The night I read from my notebook for the second time

When you are a single occupant you eventually have to get used to the fact that everything has to be done yourself.  Meals are only ever cooked for one, there is never any dispute over whose turn it is to polish the decorative mirror on the mantelpiece, recycling is a job that only you can do again and again, while romance is an awkward endeavour which only ever takes care of itself.  On Easter Monday I was finally forced to accept that nobody but me was going to clean the conspicuous stain which had been haunting my navy blue tie for months.

I had been planning my outfit for my second reading at Let’s Make A Scene since shortly after my debut spoken word performance and long before I had started to consider what I would actually be talking about.  In my mind, I was already wearing my brown tweed suit with a navy blue tie, socks, and pocket square, because I find it easier to match the colour of accessories to a suit than I do to decide which pieces from my notebooks are suitable for reading in front of people.

Washing a tie is not something I had attempted prior to Easter Monday, though the one thing I did know about laundering the garment was that they are not machine washable.  I learned this the hard way when my favourite burgundy tie acquired a Merlot stain and I thought I could throw it into the washing machine along with the rest of my regular clothing.  An hour or so later I returned to the load to find that the burgundy tie had been decimated, its fluffy innards were torn out like an especially cruel vivisection.  It was almost enough to put me off the spin cycle for good.

I wasn’t entirely sure how a person goes about the task of washing a conspicuously stained tie by hand, but I was relieved and surprised to find a bottle of Persil Silk & Wool in the cupboard under the kitchen sink which I had obviously bought at some time in the past for one reason or another and forgotten about, in the same way people buy bay leaves or string.  I filled the sink with hot water and a speculative amount of detergent before submerging the navy blue tie in the crackling water.  It quickly rose to the surface and took on the appearance of an unusually dapper twig in a children’s paddling pool.  I had no idea how long the tie should be in the water, but I figured that because the stain was a few months old it should be longer than I would normally expect, so I kept it in the sink for two hours.  When I eventually fished it out, it was the wettest thing I had ever held in my hands, and it took most of the week before it was completely dried.

By Thursday evening the sea was a mirror, and the sky had become the face of an angry child.
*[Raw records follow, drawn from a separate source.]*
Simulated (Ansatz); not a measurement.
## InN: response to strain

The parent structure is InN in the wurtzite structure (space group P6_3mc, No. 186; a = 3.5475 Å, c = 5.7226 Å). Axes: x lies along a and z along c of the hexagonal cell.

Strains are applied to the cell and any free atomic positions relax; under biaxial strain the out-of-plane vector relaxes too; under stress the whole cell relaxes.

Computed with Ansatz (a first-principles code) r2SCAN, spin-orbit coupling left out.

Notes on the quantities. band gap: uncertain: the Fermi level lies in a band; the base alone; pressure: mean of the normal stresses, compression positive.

On the morning of Let’s Make A Scene, I awoke without a hint of the anxiety which had plagued me before my first reading at The Rockfield Centre a couple of months earlier.  I was feeling strangely confident, which worried me because it wasn’t at all like me to feel good about anything.  All I could think of was the story of Icarus:  even if I didn’t have wings to melt, I had a newly cleaned tie that I wasn’t wanting to scorch.  

It was around an hour before the open mic event when I was in my bathroom and finally felt the relief of being brought down to earth by an overwhelming urge to vomit.  I was free to approach the rest of the night as a new version of my old self, and the best thing about it was that I hadn’t yet put on my tie.

My revitalised nerves led to me being the last person willing to perform their piece on the night; this one being about my trouble with talking to girls.  Under the glare of a dozen fairy lights which formed something resembling a fractured spotlight, I began by telling the story of the time the red-haired former barmaid in Aulay’s suggested that I should seek lessons in how to talk to girls.  The purpose of the anecdote was to lead into an elaborate pun about how my search took me to the local branch of the book chain Waterstones, where I struggled to find a self-help book on the subject of talking to girls and was eventually forced into asking a store assistant if she would assist me in locating the self-help section.

A hush fell over the room, not too dissimilar to the sound I had heard any time I had tried to make a witty play on words in an attempt to impress a girl.  I didn’t know what to do.  I had been thinking of the self-help book line the way other people think of their favourite recipe for a homemade pasta sauce, or of their first child.  I loved it.  Although the rest of my spoken word performance went on to be fairly acceptable and it seemed to achieve a few laughs, I couldn’t stop thinking about the part where it had flopped.

The following day I was wondering where the high I had felt after my first reading a couple of months earlier had gone, and if every other new thing I tried to do would only be an attempt at chasing that high, like watching the original Ghostbusters movie and then watching the next two.  I could hardly conjure the desire to leave my bed, let alone go outside my flat, but I was hungry and had little in the way of proper food in my flat, and nobody was going to go to the supermarket for me.  Feeling like a tie just removed from the washing machine, I sloped around the aisles of Lidl and picked up what I considered to be an adult grocery shop.  At the self-service checkout, my minimal momentum was halted when the scales in the bagging area couldn’t recognise the weight of a packet of chillis, as the Tears For Fears song Everybody Wants To Rule The World was playing from my playlist.  I was standing waiting for an assistant to acknowledge my plight and help me when I realised that maybe it wasn’t all that funny after all.

My sountrack to the month of April: How A Resurrection Really Feels (an Easter playlist)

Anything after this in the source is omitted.